A black and white photo stands in royal garb, holding a skull in her right hand
Sarah Bernhardt portraying the Danish Prince in an 1899 production of Hamlet.

This month, we are highlighting women in theatre from our past and in our present. Women have long been trailblazers in the world of theatre and while these posts only scrape the surface, we hope you will take the time to learn more about these radical women and the many others who continue to push the boundaries of classical theatre.

For our first post, we are highlighting the French actress Sarah Bernhardt.

Sarah Bernhardt, or “Divine Sarah” as she was later known, was in a class all her own. She became one of the first international stage stars, touring the world over. Famously, Mark Twain penned for the program of her 1912–1913 American tour: 

“There are five types of actresses: bad actresses, fair actresses, good actresses, great actresses-and then there is Sarah Bernhardt.”

Born in 1844 as Henriette Rosine Bernard to a Dutch-Jewish courtesan mother, she was the eldest of three daughters. She grew up studying in a convent, bound for a life of religious vocation, but by age sixteen she was set for a career in the theatre. For two years, Bernhardt trained at the Conservatoire de Musique et Déclamation. Her first professional stage appearance was in 1862 as the title role in Racine’s Iphigenia. From there, she received smaller roles before signing with the Odéon Theatre where she was cast as Anna Damby in Alexandre Dumas’ Kean in 1868. Bernhardt’s performance received critical acclaim.

During the same year, Bernhardt formed her connection with the work of Shakespeare. She starred in King Lear as Cordelia (also at the Odéon). Although she began with traditional femimine roles, she is most known for her turn in masculine roles, or travesti roles. In 1899, at the age of 55, she took on the role of Hamlet in a French language adaptation. Her performance was so well received that she reprised the role in London and Stratford at the Shakespeare Memorial Theater. What makes Bernhardt’s take on Hamlet so unique is that her performance aligned with the early stages of film making and it was able to be captured; the footage is available online to this very day. 
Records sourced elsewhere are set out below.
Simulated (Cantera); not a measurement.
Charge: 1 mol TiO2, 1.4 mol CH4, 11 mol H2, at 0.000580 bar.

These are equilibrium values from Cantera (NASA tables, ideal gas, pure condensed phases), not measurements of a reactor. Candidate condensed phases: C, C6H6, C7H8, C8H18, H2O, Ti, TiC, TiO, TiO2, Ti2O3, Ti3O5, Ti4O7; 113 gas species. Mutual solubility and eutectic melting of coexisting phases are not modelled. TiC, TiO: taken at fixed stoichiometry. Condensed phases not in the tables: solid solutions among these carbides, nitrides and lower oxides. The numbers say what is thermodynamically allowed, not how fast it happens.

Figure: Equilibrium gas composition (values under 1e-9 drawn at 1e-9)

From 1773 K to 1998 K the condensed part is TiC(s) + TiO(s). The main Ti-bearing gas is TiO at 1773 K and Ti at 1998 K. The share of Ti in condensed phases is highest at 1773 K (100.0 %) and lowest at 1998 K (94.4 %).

Through this captured performance, contemporary audiences are able to understand what was so captivating about Berhardt. Physicality was a major part of her allure, and it was said that the force within her eyes could drain the emotion from her audiences. Her voice was often described as “lyrical” and you can hear recordings of her online as well. Another important draw to her performance was her emotionality. Biographer Robert Gottlieb remarked that Bernhardt had “[a] willingness to expose her emotions, to impose them to her audience.” 

These qualities were enough of a draw for audiences, as Bernhardt performed some 70 roles in 125 productions. She became the muse of Oscar Wilde for his final theatrical work, Salome; the work was composed in French just for her. However, she was not without her critics. Both Anton Chekov and George Bernard Shaw made remarks about their distaste for her style of performance. Still, she became one of the richest and most publicized actresses of her day, with an estimated net worth of 3.5 million francs. 
In the twilight of her career, Bernhardt performed for soldiers during World War I and toured around the world. In total, she toured America nine times during her life. Bernhardt died on March 26 1923. Her Parisian funeral procession drew in large crowds, all seeking to remember one of the finest actresses of the 19th century.